Well, let's see exactly what the devs did say instead of a paraphrasing your own words.

Jurjen Katsman, Studio Head at Nixxes Software

[Our developer blogs lift the curtain on the creation of Lara’s first tomb raiding expedition, and the technology we use toconstantly improve it. Following the release of Rise of the Tomb Raider for PC, the title will be one of the first in the industry to integrate DirectX 12 support, allowing fans with older PCs or newer rigs to run at higher framerates and higher graphical settings. Nixxes Studio Head Jurjen Katsman dives deep into the new technology below.]

Pushing the boundaries of technology on PC has always been a passion of the development team at Nixxes, and Crystal Dynamics and Square Enix have been great partners for us in doing so. One of the challenges with PC development is guaranteeing players on as many different PC configurations as possible can have a great experience. For us this means ensuring that users with older PCs can still get a great gameplay experience, but also that users with higher-end machines can get the most out of their hardware, including the highest quality visuals, frame-rate, and other technical enhancements.

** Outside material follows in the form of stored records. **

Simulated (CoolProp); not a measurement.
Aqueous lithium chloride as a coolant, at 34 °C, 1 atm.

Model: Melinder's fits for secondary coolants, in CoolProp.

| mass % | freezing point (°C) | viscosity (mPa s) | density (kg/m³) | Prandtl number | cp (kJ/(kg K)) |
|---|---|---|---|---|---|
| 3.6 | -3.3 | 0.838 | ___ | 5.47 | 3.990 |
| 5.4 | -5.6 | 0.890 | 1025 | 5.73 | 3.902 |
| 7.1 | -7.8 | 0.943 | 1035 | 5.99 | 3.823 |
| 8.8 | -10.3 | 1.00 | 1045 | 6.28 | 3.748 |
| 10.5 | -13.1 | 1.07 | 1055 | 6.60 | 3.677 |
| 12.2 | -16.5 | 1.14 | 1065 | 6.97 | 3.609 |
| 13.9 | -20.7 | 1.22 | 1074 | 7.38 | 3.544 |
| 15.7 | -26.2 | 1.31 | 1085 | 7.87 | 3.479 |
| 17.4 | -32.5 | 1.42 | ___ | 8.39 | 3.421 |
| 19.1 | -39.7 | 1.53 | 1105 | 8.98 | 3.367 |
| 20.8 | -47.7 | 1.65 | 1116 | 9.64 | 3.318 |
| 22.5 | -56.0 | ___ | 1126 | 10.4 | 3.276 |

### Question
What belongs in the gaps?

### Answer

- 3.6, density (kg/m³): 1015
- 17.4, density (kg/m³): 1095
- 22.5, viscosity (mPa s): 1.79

One thing we are very excited about to help us further realize those goals is the new DirectX 12 graphics API that is available on Windows 10. In the patch released today on Steam – and coming soon to the Windows 10 Store – we will be adding DirectX 12 support to Rise of the Tomb Raider.

At Nixxes we have a long history of working with consoles as well, and one of the large differences between developing for consoles and developing for PCs is the level of access to the hardware available to us. We can leverage every single hardware feature and every bit of CPU power available in the most efficient way possible. With DirectX 12 we are taking a massive step forwards for bringing a lot of that flexibility to the PC as well. For Rise of the Tomb Raider the largest gain DirectX 12 will give us is the ability to spread our CPU rendering work over all CPU cores, without introducing additional overhead. This is especially important on 8-core CPUs like Intel i7’s or many AMD FX processors.

Let me explain how this helps the performance of your game. When using DirectX 11, in situations where the game is under heavy load – for example in the larger hubs of the game – the individual cores may not be able to feed a fast GPU like an NVIDIA GTX 980 or even NVIDIA GTX 970 quick enough. This means the game may not hit the desired frame-rate, requiring you to turn down settings that impact CPU performance. Even though the game can use all your CPU cores, the majority of the DirectX 11 related work is all happening on a single core. With DirectX 12 a lot of the work is spread over many cores, and the framerate of the game will run at can be much higher for the same settings. Check out the picture below for a visual example of how the CPU work is distributed:


As an example to illustrate the point, below is a screenshot of a scene in the game running on an Intel i7-2600 processor with 1333Mhz memory, paired with a GTX 970. Using DirectX 11 at High Settings we would only get 46 fps.


Now look at the same location the new DirectX 12 implementation, we can lift it up to 60!


The above advantage we feel is the most important one for Rise of the Tomb Raider, but there are many more advantages that make us excited about DirectX 12. Another big feature, which we are also using on Xbox One, is asynchronous compute. This allows us to re-use GPU power that would otherwise go to waste, and do multiple tasks in parallel. And there is a never before seen level of control over NVIDIA SLI and AMD CrossFireX configurations, which means that as a developer we can take full control over those systems and ensure users get a great experience with them.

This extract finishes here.